While a forensic report has recently said the meat taken from outside the house of Dadri’s Mohammad Akhlaq, a man beaten to death by a mob in 2015, belonged to “cow or its progeny”, the kangaroo courts there aspire to uphold the lynch-mob punishment for locals from the deceased’s community; provided Akhlaq fails to resurrect, to die a brutal death again.

Call it fate or coincidence, at a time when the group of BJP-led Panchayat in UP is demanding action against victim’s family, in a controversial video, VHP leader Sadhvi Prachi has vowed for “Muslim-mukt Bharat (Muslim-free India)”, saying it’s the “need of the hour”.

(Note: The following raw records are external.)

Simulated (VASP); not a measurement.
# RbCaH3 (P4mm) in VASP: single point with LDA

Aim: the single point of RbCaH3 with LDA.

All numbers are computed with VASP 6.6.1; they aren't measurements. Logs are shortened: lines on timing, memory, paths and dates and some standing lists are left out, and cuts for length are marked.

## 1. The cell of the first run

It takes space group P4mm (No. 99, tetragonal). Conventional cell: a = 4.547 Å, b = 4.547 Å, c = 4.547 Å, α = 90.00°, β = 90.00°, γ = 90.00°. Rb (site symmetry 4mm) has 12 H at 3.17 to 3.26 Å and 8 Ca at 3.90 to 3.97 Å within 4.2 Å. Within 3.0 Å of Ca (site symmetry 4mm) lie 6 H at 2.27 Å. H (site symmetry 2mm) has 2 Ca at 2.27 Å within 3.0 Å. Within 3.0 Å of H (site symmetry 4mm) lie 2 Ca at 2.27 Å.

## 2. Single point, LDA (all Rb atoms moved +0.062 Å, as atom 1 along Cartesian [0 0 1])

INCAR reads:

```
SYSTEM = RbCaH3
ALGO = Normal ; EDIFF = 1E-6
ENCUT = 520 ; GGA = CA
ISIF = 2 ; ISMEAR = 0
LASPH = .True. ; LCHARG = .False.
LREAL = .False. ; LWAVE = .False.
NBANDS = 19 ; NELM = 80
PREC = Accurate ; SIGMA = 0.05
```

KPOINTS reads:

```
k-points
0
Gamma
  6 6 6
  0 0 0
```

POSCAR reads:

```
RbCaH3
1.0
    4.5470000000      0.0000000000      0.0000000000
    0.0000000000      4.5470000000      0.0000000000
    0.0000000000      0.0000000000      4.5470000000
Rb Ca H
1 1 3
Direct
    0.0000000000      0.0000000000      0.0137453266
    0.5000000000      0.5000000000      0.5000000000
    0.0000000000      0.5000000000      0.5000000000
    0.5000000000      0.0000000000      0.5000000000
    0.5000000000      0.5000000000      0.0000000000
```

While Sadhvi’s video is only about her venomous statement, other such videos of communal performance in the recent past have often been about spine-chilling display of hatred.

India Today recently dedicated a news show to authenticate the veracity of hate videos, doing the rounds on social media, on how truckers are mercilessly stripped and beaten, almost to death, for merely ferrying cows.

Nowadays, a non-Hindu caught herding a cow, is liable to capital punishment, whichever way decided by vigilantes belonging to cow protection groups, mushrooming as if to compete under Prime Minister Narendra Modi’s Startup India campaign.

From beef-mukt to Muslim-mukt, Hindutva start-ups seem allergic to nothing but the minority community, which has equally contributed in nation building in independent India.

But do Muslims hate the cow – the animal being used as a bone of contention between the two communities?

If Hindus worship the cow, the Quran teaches us to respect it. The cow or Surat al-Baqarah is the second and longest chapter (Surah) of the Quran. Al-Baqarah (the cow) has been so named after the story of the cow occurring in this chapter.

Muslims don’t slaughter animals out of a murderous intention. The most sacred of animals for Muslims is the one nurtured to be sacrificed on Baqr Eid.

Muslims are bound to rear the sacrificial animals with love and affection, where harsh treatment is forbidden, while the end product – its meat – is considered among the holiest of foods after the Zum Zum spring.

If the slaughter of animals for human consumption is murder, then every omelette is a tragic result of a foeticide.

So when masahari (non-vegetarian) Muslims have no criminal intention in the slaughter, and respect for cow in particular instances distinct in Quran, why must we polarise a secular state over eating habits?

If dislike for one another’s taste buds makes sense, then Muslims are forbidden from liquor consumption.

But then sensibly speaking, a Muslim MP like Asaduddin Owaisi won’t ever seek a “Yo Yo Singh mukt Bharat” for the Honey Singh’s popular Bollywood number “Char Bottle Vodka”.

India has a glorious history of being a nation proud of holding iconic unity in diversity, but the ghost of controversies over the holy cow refuses to cow down. Let such communal allergy not transform into a national energy.

After all, Muslim-mukt Bharat is not expected to be the end product of Modi government’s latest nationwide campaign: Mera Desh Badal Raha Hai, Aagay Badh Raha Hai!